Your Body is a child:


If you ever sit and watch a small child in and out of their environment, their attention to whatever they are doing is short-lived from one moment to the next. I myself know this to be true watching my 3-year-old make a mess in his toy room as he plays with one toy for a few minutes and moves on to the next. Yet the same can be said about my 5-year-old becoming obsessed with a show or a character that only lasts a few short weeks or a month at best. Shortly after, he is on to the next show or character that entertains his little growing mind.


Your body is no different than the curious growing mind of a child. Too often people get on fad diets, pills, work-out regimens that they stick to for months on end with very little to no results. Growing up, there wasn’t a platform that allowed you to search on end to find a workout to do or program. You would go down to the local store, grab a magazine and whoever was on the cover promoting their chest building workout, that is what you would do until results stopped showing. If you were lucky, you worked out with someone who had been doing it long enough to teach you and help you get on your way. The issue with all of this is the same, the body gets bored very easily of the same routines of fitness every day or most things in life you are involved in. It is either so challenging that your sub-conscious tells you that you cannot do it, or it presents no challenge, and it is on to the next.


The fitness industry sometimes refers to it as a plateau and this in most cases can be true. However, most of the population falls into the trap of liquid diets and the repeat phase of “I did cardio today”. (For the record, cardio stands for cardiovascular, which means raising the heart rate, you can raise your heart rate just by holding your breath, which in return means you are doing “cardio”.) Either way that form of reaching your goals only last maybe a month with 10lb of water weight to be lost. You cannot achieve the same result again, so how do you entertain the mind of a child which is your body?

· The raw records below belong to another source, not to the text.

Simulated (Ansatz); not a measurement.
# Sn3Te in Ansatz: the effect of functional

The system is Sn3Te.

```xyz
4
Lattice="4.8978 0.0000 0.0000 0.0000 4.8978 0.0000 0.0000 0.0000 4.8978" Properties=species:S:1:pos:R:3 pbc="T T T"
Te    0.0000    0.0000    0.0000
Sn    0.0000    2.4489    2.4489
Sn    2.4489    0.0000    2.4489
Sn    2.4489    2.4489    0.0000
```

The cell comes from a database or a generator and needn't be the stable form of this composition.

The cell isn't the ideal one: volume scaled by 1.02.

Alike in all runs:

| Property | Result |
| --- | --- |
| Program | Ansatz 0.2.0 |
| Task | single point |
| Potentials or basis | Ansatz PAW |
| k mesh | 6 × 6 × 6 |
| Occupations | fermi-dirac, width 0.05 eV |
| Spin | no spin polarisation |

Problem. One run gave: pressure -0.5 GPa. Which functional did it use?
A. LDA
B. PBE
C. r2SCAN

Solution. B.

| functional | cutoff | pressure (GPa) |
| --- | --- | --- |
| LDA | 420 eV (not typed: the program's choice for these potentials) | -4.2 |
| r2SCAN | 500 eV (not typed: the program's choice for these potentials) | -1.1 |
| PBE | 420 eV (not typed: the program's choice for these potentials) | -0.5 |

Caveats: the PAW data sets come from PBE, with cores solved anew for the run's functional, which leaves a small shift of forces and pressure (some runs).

What can you do? What can you do to entertain your body and still achieve results? If you aren’t in a rush for results and cannot afford a trainer or if you are looking for both, here are some basic effective ways to challenge yourself and entertain what you are doing.


 Don’t do what you like!


            Challenge yourself to attempt and get good at what you don’t like. I often hear I love doing something simple like leg extensions because it is easy. While those are great to do as a finisher, they aren’t always the developer. Say squatting with a bar is not your strength, you don’t get it, it hurts, or you just don’t like it. Start with Goblet squats or even just air squats, holding on to something like a rack or TRX bands to help develop the form. What aids in the development of a main movement is what you put into your second and third, which will include single joint exercises. Lunges in variations as well as step ups with or without weight are great to add after you complete the main movement itself and have a great carry over. After that is all done, get back on the leg extension machine to finish it up.


Don’t throw it away!


Keep it all written down, tracked with good or bad workouts. Writing what you do allows you to establish a routine, improvements made or not and it gives you something to look back on down the road. You don’t always need an app to do the work for you. Your phone has this cool feature called notes on it. In it decide what worked last week and what didn’t. If something worked well or did not, it does not mean you need to throw it away. Write in your journal or, however, you track it to include not only the weight or volume completed, but what difficulties you face when doing it. Just because it was hard or you didn’t complete the prescribed volume, does not require it to go in the trash. An example for me is Glute Ham Raises. I suck at them plan and simple. But they are in my bag of tricks and rotated in so often to see if I have improved. One more rep than last time on the next try says it all.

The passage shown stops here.